Library: Newspaper (Newspaper3k) Trying to Parse Links From Main Page of News (Source) Site

Question

I am trying to parse from a set of links generated by using the python library called Newspaper

Goal:

To parse every link from the main page (or specific page such as category) of a news site.

Problem:

I generate an AttributeError when attempting to pass an 'article_link' into the 'Article()' method.
Using separate code to parse a single link from 'The New York Times', the text printed does not print the whole article.

Code Producing Problem 1:

import newspaper
from newspaper import Article

nyt_paper = newspaper.build(
    'http://nytimes.com/section/todayspaper', memoize_articles=False)
print(nyt_paper.size())

processed_link_list = []
for article_link in nyt_paper.articles:
    article = Article(url=article_link)
    article.download()
    article.html
    article.parse()
    print(article.authors)
    processed_link_list.append(article_link)

if len(nyt_paper.size()) is len(processed_link_list):
    print('All Links Processed')
else:
    print('All Links **NOT** Processed')

Error Output:

Traceback (most recent call last):
  File "nyt_today.py", line 31, in <module>
    article = Article(url=article_link)
  File "C:\...\lib\site-packages\newspaper\article.py", line 60, in __init__
    scheme = urls.get_scheme(url)
  File "C:\...\lib\site-packages\newspaper\urls.py", line 279, in get_scheme
    return urlparse(abs_url, **kwargs).scheme
  File "C:\...\lib\urllib\parse.py", line 367, in urlparse
    url, scheme, _coerce_result = _coerce_args(url, scheme)
  File "C:\...\lib\urllib\parse.py", line 123, in _coerce_args
    return _decode_args(args) + (_encode_result,)
  File "C:\...\lib\urllib\parse.py", line 107, in _decode_args
    return tuple(x.decode(encoding, errors) if x else '' for x in args)
  File "C:\...\lib\urllib\parse.py", line 107, in <genexpr>
    return tuple(x.decode(encoding, errors) if x else '' for x in args)
AttributeError: 'Article' object has no attribute 'decode'

Code Producing Problem 2:

from newspaper import Article
from newspaper import fulltext
import requests

nyt_url = 'https://www.nytimes.com/2019/02/26/opinion/trump-kim-vietnam.html'
article = Article(nyt_url)
article.download()
print(article.html)
article.parse()
print(article.authors)
print(article.text)

I have also tried this 'fulltext' method exampled in the documentation to print the text:

article_html = requests.get(nyt_url).text
full_text = fulltext(article_html)
print(full_text)

However, although the Entire article text is ouput to the

print(article.html)

the

print(article.text)

does not print it all. The original link, HTML Output and Printed Text Output can be seen below:

Link: https://www.nytimes.com/2019/02/26/opinion/trump-kim-vietnam.html

Html Output: see this pastebin for truncated output

Printed text: see this printed text does not print the entire article

Any help would be much appreciated.

Hello. Were you able to parse all the link from the main page at last ? I am trying to do the same, in python 3 — Proteeti Prova, Sep 22 '19 at 06:40
Hey, No. I never got it to work. Shame. It is possible that it is a blacklist problem. Consider using Proxy/Useragent? see: [This Stackoverflow Link](https://stackoverflow.com/questions/56678732/how-to-fix-newspaper3k-403-client-error-for-certain-urls) Let me know if you get it to work...would like to get it to work. Maybe we can troubleshoot together...but I am green/newbie? — R.Zane, Sep 23 '19 at 23:15

score 1 · Answer 1 · answered Apr 22 '20 at 05:51

NYTimes has changed it's internal html structure since 2014. Newspaper3K will work fine if you try to parse articles published before 2014.

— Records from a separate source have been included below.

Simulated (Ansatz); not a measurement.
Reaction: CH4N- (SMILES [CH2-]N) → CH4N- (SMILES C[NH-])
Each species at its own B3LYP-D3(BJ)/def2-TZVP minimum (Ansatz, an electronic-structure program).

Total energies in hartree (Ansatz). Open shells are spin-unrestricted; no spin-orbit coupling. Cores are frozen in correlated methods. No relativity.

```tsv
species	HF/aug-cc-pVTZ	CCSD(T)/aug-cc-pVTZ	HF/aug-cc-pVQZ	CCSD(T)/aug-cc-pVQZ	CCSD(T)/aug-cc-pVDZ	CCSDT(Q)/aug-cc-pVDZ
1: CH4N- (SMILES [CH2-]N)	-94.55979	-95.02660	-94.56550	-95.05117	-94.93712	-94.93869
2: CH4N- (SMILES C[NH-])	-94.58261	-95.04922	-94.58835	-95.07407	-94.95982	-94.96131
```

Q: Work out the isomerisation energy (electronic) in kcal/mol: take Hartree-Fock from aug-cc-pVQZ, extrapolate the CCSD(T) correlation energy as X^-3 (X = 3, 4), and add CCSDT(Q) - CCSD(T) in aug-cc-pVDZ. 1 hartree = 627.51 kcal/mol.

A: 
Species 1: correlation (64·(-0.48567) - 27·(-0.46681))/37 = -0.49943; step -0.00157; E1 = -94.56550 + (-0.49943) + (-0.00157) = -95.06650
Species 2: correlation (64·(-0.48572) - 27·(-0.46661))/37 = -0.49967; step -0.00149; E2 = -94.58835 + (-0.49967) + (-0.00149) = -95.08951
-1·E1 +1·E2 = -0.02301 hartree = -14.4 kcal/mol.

Other things to take into account:

1980 articles are not available.
Articles before 1970 are not digitized (except 1964).
1970-1979 articles have lots of words splitted in the middle by a space.
If you parse with Newspaper3k several articles will contain only "NYTimes.com no longer supports Internet Explorer 9 or earlier. Please upgrade your browser."
Lot of articles will have the following texts inserted in the middle:

"\n\nNewsletter Sign Up Continue reading the main story Sign Up for the Opinion Today Newsletter Every weekday, get thought-provoking commentary from Op-Ed columnists, the Times editorial board and contributing writers from around the world. Please verify you're not a robot by clicking the box. Invalid email address. Please re-enter. You must select a newsletter to subscribe to. Sign Up You will receive emails containing news content , updates and promotions from The New York Times. You may opt-out at any time. You agree to receive occasional updates and special offers for The New York Times's products and services. Thank you for subscribing. An error has occurred. Please try again later. View all New York Times newsletters.\n\n"

"\n\nNewsletter Sign Up Continue reading the main story Please verify you're not a robot by clicking the box. Invalid email address. Please re-enter. You must select a newsletter to subscribe to. Sign Up You will receive emails containing news content , updates and promotions from The New York Times. You may opt-out at any time. You agree to receive occasional updates and special offers for The New York Times's products and services. Thank you for subscribing. An error has occurred. Please try again later. View all New York Times newsletters.\n"

Most blogs (blogs appear in 2010) will have also undesired texts inserted.

If you are ok with data from 1990 to 2016 check the dataset used in this paper: https://arxiv.org/abs/1703.00607 it's available online.

In case you need newer articles I thing you should write your own parser. I'm working on it but I didn't finished yet.